Closed hanfu closed 4 years ago
In short, it's for transferring the feature IDs to accumulated ones, thus the model can get the embedding once time, in all fields.
Thanks for your reply! if I understand correctly, it combines multiple fields of features to one big field, by brute-force accumulating field values. Ex. two two-column fields [(1,2),(1,1)] becomes [1,2,3,3]. But how does it help faster embedding? Is there any paper on this? Thanks again for your help!
Yes. In the codebase I referred, the embedding lookings up are running in a "for loop" for each field, thus I rewrite it and look up the embedding unitedly. That's just a little optimization in code implementation.
Hi, thanks again for your reply. what is the codebase you refer to? Also my question is now ordinal encoding + embedding. As far as I understand, embedding uses one-hot encoding to look up embedded vectors for features. How does ordinal encoding work with embedding? Thanks in advance for your patience. Really appreciated.

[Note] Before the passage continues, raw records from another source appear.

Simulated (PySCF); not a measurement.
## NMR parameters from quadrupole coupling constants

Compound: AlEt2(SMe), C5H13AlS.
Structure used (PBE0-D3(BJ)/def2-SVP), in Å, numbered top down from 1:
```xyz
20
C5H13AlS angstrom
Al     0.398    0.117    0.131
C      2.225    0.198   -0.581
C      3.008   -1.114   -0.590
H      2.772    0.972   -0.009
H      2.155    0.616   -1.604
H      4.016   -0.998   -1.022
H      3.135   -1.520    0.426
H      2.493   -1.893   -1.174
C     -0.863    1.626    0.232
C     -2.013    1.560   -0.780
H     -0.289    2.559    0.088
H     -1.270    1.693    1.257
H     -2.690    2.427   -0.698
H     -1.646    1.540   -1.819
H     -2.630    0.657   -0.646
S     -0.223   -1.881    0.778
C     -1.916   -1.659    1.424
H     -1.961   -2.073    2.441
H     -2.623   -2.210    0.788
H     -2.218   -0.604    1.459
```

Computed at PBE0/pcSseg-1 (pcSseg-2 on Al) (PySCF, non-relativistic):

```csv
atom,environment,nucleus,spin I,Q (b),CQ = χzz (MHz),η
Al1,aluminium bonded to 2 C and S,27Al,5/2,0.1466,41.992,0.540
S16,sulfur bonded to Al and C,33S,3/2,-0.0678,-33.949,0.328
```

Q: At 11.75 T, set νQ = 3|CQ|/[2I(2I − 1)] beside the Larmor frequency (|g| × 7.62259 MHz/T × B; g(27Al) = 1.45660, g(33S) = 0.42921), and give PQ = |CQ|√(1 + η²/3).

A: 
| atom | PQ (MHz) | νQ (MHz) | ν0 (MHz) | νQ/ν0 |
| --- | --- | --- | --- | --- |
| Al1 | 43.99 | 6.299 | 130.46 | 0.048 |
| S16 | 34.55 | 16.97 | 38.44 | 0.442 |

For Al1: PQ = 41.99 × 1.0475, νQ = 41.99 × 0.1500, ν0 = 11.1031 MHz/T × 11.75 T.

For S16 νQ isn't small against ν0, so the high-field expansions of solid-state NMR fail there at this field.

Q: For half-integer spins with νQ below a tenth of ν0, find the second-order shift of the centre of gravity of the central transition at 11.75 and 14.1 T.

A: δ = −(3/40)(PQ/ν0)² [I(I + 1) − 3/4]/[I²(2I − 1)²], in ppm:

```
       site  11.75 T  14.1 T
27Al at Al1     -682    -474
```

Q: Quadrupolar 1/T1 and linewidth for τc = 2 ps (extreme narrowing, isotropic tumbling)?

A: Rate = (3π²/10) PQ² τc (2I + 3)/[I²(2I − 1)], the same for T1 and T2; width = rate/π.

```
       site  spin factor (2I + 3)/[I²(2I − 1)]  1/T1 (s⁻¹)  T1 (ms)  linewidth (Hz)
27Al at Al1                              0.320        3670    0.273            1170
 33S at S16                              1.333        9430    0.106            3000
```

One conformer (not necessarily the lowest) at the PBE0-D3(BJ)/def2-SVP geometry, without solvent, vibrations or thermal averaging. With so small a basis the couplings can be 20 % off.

For the original codebase, you can refer to https://github.com/nzc/dnn_ctr/blob/master/model/DeepFM.py#L202 . In PyTorch, the nn.embedding forward works by ordinal encoding, refer to https://pytorch.org/docs/stable/nn.html#torch.nn.Embedding (see examples), though exactly one-hot encoding works inside its implementation.
ahhh. everything now makes sense. Thank you very much!
Hi, can you elaborate on the " fast version cateNN" approach? How does it work?